This week’s parsha, Tetzaveh, focuses on the priestly garments, worn by Aaron, his sons, and future kohanim. Introducing this theme, God instructs Moshe to bring Aaron and his sons to the fore: “Now you [Moshe], bring close to yourself Aaron, your brother, and his sons with him” (Shemot 28:1). The word ‘yourself’ (italicized above) appears to be redundant; apparently, the investiture of Aaron and his sons directly relates to Moshe himself.
The Ktav Sofer (R’ Avraham Shmuel Binyomin Sofer, 19th C. Hungary, and son of the famous Chatam Sofer) suggests a fascinating explanation, based on Moshe and Aaron’s fundamental qualities. (In various places, Chazal derive certain core character traits for many biblical characters.) Moshe, we are taught, was the paradigm of humility. Moshe retains this quality despite also experiencing an unmatched closeness with God. Moshe confronts Pharaoh, leads the Jewish people out of Egypt and through the desert. Yet, with all of these accomplishments, he retained his humility and integrated it into his behavior as a leader of the Jewish people.
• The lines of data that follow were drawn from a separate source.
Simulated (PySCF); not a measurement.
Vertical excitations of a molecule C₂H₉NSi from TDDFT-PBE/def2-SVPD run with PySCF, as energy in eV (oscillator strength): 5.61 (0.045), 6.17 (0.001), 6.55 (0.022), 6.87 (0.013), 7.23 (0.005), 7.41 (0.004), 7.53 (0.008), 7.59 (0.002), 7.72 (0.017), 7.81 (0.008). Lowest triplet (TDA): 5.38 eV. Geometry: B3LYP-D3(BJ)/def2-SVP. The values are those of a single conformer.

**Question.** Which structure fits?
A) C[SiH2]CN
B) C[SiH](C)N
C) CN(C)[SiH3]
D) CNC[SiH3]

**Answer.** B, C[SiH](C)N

The Ktav Sofer suggests we learn this lesson of integration from the superfluous word ‘yourself’. Aaron’s core characteristic related to pacifism; he loved peace and pursued peace (ohev shalom and rodef shalom). Perhaps, his role as the high priest would force him to abandon this fundamental characteristic. The Ktav Sofer states that this was not the case; rather, Moshe provided a powerful example of how to best integrate personal qualities amidst the responsibilities of leadership.
Certainly any significant change – a new job or leadership role perhaps – brings with it certain opportunities: finally we can be someone new! However, Moshe and Aaron teach us the other side of the coin. As Rav Dessler succinctly puts it in Strive for Truth (which we recently read in the Mussar Breakfast class), “the strength of our cleaving to the true God derives from one’s personal truth.” Service to God occurs not despite our specific qualities; rather, our service – avodah – derives from our ability to integrate our core traits within various opportunities for service and leadership. Such integration was the hallmark of Moshe and Aaron, our people’s greatest Jewish leaders.